4.4 The full clock divide chain

Now assemble the whole spine. The clock takes the 60 Hz mains (extracted and filtered into a clean square wave by the timebase of Vol 6) and divides it, stage by stage, down to a once-per-second tick and then on into the time digits. Each arrow below is “the previous stage’s carry bit clocks the next stage,” exactly the Q3-into-next-clock idea of §4.2.4.

Figure 2 — 2 — The full divide chain. 60 Hz mains enters a prescaler (÷10 to 6 Hz, then ÷6 to 1 Hz); the 1 Hz tick then clocks the seconds counter (÷10, 0–9), whose carry clocks tens-of-seconds (÷6, …
Figure 2 — 2 — The full divide chain. 60 Hz mains enters a prescaler (÷10 to 6 Hz, then ÷6 to 1 Hz); the 1 Hz tick then clocks the seconds counter (÷10, 0–9), whose carry clocks tens-of-seconds (÷6, 0–5), then minutes (÷10, 0–9), tens-of-minutes (÷6, 0–5), and finally hours (÷12, 1–12). A 2 Hz tap taken inside the prescaler is the fast clock used when setting the time, and the H / M set switches substitute that fast tick for the normal carry into the hours and minutes counters. Each counter's four bits fan out to the decoders of Vol 5. Diagram: project original.

4.4.1 The prescaler: 60 Hz → 1 Hz

The seconds digit must advance once per second, but the line gives 60 pulses per second, so the first job is to divide 60 Hz down to 1 Hz. That is done in two steps:

  • ÷10 takes 60 Hz down to 6 Hz — a decade counter exactly like §4.2, used purely as a divider (its digits are not displayed).
  • ÷6 takes 6 Hz down to 1 Hz — the ÷6 counter of §4.3.1, again used purely as a divider.

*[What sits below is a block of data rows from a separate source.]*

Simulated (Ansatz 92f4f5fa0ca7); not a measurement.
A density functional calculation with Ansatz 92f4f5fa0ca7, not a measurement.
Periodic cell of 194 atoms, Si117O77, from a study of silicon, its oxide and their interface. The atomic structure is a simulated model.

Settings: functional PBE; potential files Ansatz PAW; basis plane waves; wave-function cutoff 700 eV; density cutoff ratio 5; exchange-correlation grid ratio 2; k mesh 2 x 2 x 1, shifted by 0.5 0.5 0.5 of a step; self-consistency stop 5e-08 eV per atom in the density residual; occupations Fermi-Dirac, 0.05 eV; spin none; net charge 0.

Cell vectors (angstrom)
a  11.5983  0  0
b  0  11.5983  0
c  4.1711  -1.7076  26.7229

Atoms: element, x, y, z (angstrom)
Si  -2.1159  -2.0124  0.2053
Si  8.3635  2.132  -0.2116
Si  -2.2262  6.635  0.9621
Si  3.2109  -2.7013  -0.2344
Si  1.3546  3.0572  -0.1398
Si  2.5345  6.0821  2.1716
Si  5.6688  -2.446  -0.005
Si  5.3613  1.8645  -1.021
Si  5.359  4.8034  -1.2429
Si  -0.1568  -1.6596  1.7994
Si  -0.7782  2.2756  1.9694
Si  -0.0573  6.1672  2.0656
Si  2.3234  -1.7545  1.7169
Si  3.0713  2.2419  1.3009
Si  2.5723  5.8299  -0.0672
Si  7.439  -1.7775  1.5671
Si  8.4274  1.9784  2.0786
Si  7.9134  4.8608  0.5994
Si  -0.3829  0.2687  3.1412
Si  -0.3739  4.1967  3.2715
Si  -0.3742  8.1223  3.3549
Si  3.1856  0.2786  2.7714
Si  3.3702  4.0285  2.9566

Together those two stages are the prescaler: 60 → 6 → 1. The output is a clean one-pulse-per-second tick, and that is what clocks the visible time counters. (60 = 10 × 6, which is why the prescaler is a ÷10 followed by a ÷6 — the same two counter types the display uses, just wired as a frequency divider ahead of it.)

4.4.2 Seconds → tens → minutes → tens → hours

From the 1 Hz tick the displayed time falls out as a cascade of the counters above:

  1. Seconds — ÷10 (0–9). Clocked at 1 Hz; advances once a second. Carry (its Q3) fires once every ten seconds.
  2. Tens of seconds — ÷6 (0–5). Clocked by the seconds carry; advances once every ten seconds, rolls 0–5. Carry fires once every sixty seconds.
  3. Minutes — ÷10 (0–9). Clocked by the tens-of-seconds carry; advances once a minute. Carry fires once every ten minutes.
  4. Tens of minutes — ÷6 (0–5). Clocked by the minutes carry; advances once every ten minutes. Carry fires once every sixty minutes — once an hour.
  5. Hours — ÷12 (1–12). Clocked by the tens-of-minutes carry; advances once an hour, runs 1 through 12, resets to 1.

Read top to bottom that is HH : MM : SS, and the whole display is nothing but six counters clocked one from the next, each feeding its decoder. The chain matches the one-line spine of Vol 1: 60 Hz → ÷10 → ÷6 → 1 Hz → seconds → tens → minutes → tens → hours.

4.4.3 The 2 Hz fast-set tap and the H / M switches

Setting the clock by waiting for the minutes to crawl around at one-per-minute would be intolerable, so the design provides a fast-set path. A 2 Hz tap is taken from inside the prescaler — a point in the divide chain running at two pulses per second — and routed to the set switches as a fast tick.3

The two front-panel Set switches (H and M) work by substituting that fast tick for the normal carry into a counter. Normally the minutes counter is clocked by the tens-of-seconds carry (once a minute) and the hours counter by the tens-of-minutes carry (once an hour). Press M and the minutes counter is fed the 2 Hz tap instead of its normal carry, so the minutes run forward at two-per-second until you let go — fast enough to set in a few seconds, slow enough to stop on the right value. Press H and the hours counter is likewise fed the fast tick and the hours spin up. In gate terms this is one more use of the And-Or selector: the switch steers the counter’s clock between “normal carry from the stage below” and “fast 2 Hz set tick,” which is the same selector pattern that bends the counters themselves.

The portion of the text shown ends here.